Michele Ellis Pracy, who curated the show, says the works have rarely, if ever, been seen before by the public in either museum exhibitions or gallery presentations during the artist’s lifetime.
As Oliveira got older, he would bequeath various of his works to Joe, Lisa and Gina, his children. As curator, Ellis Pracy got the chance to pick from this private body of work, many of which come directly from the walls of the artist’s children. (One small personal piece usually hangs in his daughter’s bathroom in her Fresno home.) Filling two galleries in the museum, the show puts an emphasis on Oliveira’s monumental works in the first and then smaller, more intimate works — including a drawing he made at the age of 4 1/2 — in the second. I already know I want to learn more about Oliveira’s creative process, which involved, according to the exhibition notes, working like an Abstract Expressionist in terms of applying pigment to the canvas almost at random until an image began to appear. It’s this cross between tangible figurative forms and abstraction that feels fresh and substantial.
The exhibition includes examples of Oliveira’s haunting “red paintings,” done in the last year of his life.

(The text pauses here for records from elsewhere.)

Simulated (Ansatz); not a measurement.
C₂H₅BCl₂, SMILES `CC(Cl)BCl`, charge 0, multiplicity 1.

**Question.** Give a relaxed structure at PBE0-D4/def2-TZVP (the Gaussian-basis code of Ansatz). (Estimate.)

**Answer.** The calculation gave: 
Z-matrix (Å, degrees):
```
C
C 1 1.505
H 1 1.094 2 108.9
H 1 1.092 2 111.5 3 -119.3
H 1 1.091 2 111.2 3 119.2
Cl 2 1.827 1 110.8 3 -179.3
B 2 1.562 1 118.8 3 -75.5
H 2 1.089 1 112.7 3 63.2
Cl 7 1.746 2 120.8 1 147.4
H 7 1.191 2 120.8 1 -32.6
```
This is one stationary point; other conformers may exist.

A reception for the new exhibitions was held Friday, and the shows officially opened to the public today (Feb. 11). The museum is open Saturday and Sunday this weekend (9 a.m.-4 p.m.). Regular hours are noon-4 p.m. Thursdays & Fridays, and 9 a.m.-4 p.m. Saturdays & Sundays.
A programming note: A lecture by Arthur Dyson planned for 4 p.m. Saturday, Feb. 11, has been postponed.